Insufficient Definitions
paired with “Place Name: Oracabessa”
Editor’s Note: The poem in this chapter is considered a transformative fair use. Please see the annotations section in How to Use this Book for an explanation of the author’s pedagogy on creating conversation within a text.
Hashtags
#close reading, #comparison, #poetry, #discussion, #30 minutes, #ways of knowing, #colonialism
Inviting students to move from close reading to guiding ideas in the essay as a whole, this activity could be used as either an in-class discussion or as an extended writing prompt.
Introduction
DU: Like Robert Pinsky’s “Shirt,” Miller’s poems explore the larger worlds and histories of any one object or name. Miller’s poems explore the breadth of unusual names of places in Jamaica like the town of “Me-no-sen-you-no-come.”
As we saw above, Miller’s project is to attune the reader to a wider world of sound and perspective – sounds, ways of seeing, and languages buried by coloniality and dominant, singular soundscapes. When teaching poetry, Miller instructs his students to attend to how names, objects, or categories are always already insufficiently defined and thus require sharper, embodied, on-the-ground, and contextual ways of listening. Much is buried in the town name of “Oracabessa” just as there is a long tale behind the construction of the shirt in Pinsky’s poem.
Read Robert Pinsky’s “Shirt” with your students as a way to deepen your understanding of “Oracabessa.”
Guide
Read: Companion Poem
by Robert Pinsky
The back, the yoke, the yardage. Lapped seams,
The nearly invisible stitches along the collar
Turned in a sweatshop by Koreans or Malaysians[1]
Gossiping over tea and noodles on their break
Or talking money or politics while one fitted[2]
This armpiece with its overseam to the band
Of cuff I button at my wrist. The presser, the cutter,
The wringer, the mangle. The needle, the union,
The treadle, the bobbin. The code. The infamous blaze
At the Triangle Factory in nineteen-eleven.[3]
One hundred and forty-six died in the flames[4]
On the ninth floor, no hydrants, no fire escapes—[5]
The witness in a building across the street
Who watched how a young man helped a girl to step
Up to the windowsill, then held her out
Away from the masonry wall and let her drop.
And then another. As if he were helping them up
To enter a streetcar, and not eternity.[6]

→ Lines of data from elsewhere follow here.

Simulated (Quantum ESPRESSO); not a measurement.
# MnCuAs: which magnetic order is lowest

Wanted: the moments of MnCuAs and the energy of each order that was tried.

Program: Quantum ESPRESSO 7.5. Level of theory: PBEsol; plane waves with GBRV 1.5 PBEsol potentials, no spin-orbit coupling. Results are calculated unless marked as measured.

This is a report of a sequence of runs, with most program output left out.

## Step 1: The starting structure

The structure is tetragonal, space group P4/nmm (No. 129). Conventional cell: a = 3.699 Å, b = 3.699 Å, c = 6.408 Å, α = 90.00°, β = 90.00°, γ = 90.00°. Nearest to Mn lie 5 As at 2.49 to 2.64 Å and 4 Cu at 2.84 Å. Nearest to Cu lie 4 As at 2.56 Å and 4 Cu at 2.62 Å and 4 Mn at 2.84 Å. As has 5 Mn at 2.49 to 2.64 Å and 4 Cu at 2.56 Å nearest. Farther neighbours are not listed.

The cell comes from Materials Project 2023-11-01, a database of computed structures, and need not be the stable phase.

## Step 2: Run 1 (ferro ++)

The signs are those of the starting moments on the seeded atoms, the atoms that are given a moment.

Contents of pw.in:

A third before he dropped her put her arms
Around his neck and kissed him. Then he held
Her into space, and dropped her. Almost at once
He stepped to the sill himself, his jacket flared
And fluttered up from his shirt as he came down,
Air filling up the legs of his gray trousers[7]—
Like Hart Crane’s Bedlamite, “shrill shirt ballooning.”
Wonderful how the pattern matches perfectly
Across the placket and over the twin bar-tacked
Corners of both pockets, like a strict rhyme
Or a major chord. Prints, plaids, checks,
Houndstooth, Tattersall, Madras. The clan tartans
Invented by mill-owners inspired by the hoax of Ossian,
To control their savage Scottish workers, tamed
By a fabricated heraldry: MacGregor,
Bailey, MacMartin. The kilt, devised for workers
To wear among the dusty clattering looms.
Weavers, carders, spinners. The loader,
The docker, the navvy. The planter, the picker, the sorter
Sweating at her machine in a litter of cotton
As slaves in calico headrags sweated in fields:
George Herbert, your descendant is a Black
Lady in South Carolina[8], her name is Irma
And she inspected my shirt. Its color and fit
And feel and its clean smell have satisfied
Both her and me. We have culled its cost and quality
Down to the buttons of simulated bone,
The buttonholes, the sizing, the facing, the characters
Printed in black on neckband and tail. The shape,
The label, the labor, the color, the shade. The shirt.
Write: Translating Poetry
- Take 10-15 minutes to “translate” both “Oracabessa” and “Shirt” into a narrative (With character, plot, and setting). What points of comparison did you find in each telling? Share your narrative with your partners, taking note of how each person sees the poems and what themes emerge.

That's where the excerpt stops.